Tuesday , January 22, 2019

The Unicorn Herd Enrolled Yet More Fintech Members Last Year Following an Active 2017

The financial news has been full of dire stories about the beating tech stocks have been taking lately, but less well publicized is the action in private equity—specifically the creation of new payments-related unicorns.

According to data from New York City-based CB Insights, which tracks private valuations, at least half a dozen fintech startups saw their valuations in 2018 climb to or past $1 billion, the generally accepted threshold for unicorn status. That pace follows a frenetic 2017, when 10 fintechs achieved that lofty goal.
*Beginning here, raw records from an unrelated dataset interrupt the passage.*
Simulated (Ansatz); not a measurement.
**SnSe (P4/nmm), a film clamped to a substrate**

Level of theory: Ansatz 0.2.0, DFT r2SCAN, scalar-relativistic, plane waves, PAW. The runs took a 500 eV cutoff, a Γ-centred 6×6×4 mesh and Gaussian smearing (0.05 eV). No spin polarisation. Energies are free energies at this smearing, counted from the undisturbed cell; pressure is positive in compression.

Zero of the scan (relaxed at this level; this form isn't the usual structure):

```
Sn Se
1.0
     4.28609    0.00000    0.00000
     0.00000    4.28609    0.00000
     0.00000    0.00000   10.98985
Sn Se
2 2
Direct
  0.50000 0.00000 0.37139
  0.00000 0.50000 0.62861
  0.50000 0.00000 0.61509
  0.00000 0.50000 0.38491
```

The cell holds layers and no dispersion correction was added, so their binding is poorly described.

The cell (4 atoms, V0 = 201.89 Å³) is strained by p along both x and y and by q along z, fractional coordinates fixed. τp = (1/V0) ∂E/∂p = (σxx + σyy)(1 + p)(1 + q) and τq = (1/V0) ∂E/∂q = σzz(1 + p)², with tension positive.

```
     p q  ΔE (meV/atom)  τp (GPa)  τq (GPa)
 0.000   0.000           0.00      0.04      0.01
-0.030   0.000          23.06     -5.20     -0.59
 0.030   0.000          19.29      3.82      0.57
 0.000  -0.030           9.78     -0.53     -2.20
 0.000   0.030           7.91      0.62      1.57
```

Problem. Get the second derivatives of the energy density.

The six new unicorns include three digital banks—Brazil’s Nubank ($2 billion) and the United Kingdom’s Revolut ($1.7 billion) and Atom Bank ($1.25 billion)—as well as peer-to-peer payments company Circle Internet Financial ($3 billion), China’s mobile brokerage Tiger Brokers ($1 billion), and Policybazaar ($1 billion), an India-based mobile insurance market.

All told, CB Insights estimates more than 300 startups worldwide are now on the unicorn list. Some 52 had been added last year by August, according to the latest detailed list CB Insights has compiled. Other payments-related firms on the list include Affirm ($2 billion), AvidXchange ($1.4 billion), Coinbase ($1.6 billion). Funding Circle ($1 billion), Gusto ($ billion), Kabbage ($1 billion), Klarna ($2.5 billion), One97 Communications ($5.7 billion), and Stripe ($9.2 billion). Gusto offers a cloud-based payroll service. One97 is the operator of India’s Paytm mobile-payments service.

But winning a lofty valuation from investors doesn’t protect a company from committing blunders. Robinhood Markets Inc., a Menlo Park, Calif.-based financial-services startup that joined the list in 2017 and now boasts a $5.6 billion valuation, last month ditched a checking/savings account it had announced only in November that included no fees, a 3% interest rate, and a Mastercard debit card.

And in 2016, a U.K.-based e-commerce provider and point-of-sale terminal maker called Powa Technologies Ltd. failed after a meteoric rise that saw it achieve a $2.7 billion valuation.

Check Also

Most Merchants—78%—Experience Fewer Chargebacks Under New Visa Rules, Says One Survey

Almost a year after Visa Inc. altered the chargeback-resolution process, merchants are reaping some of …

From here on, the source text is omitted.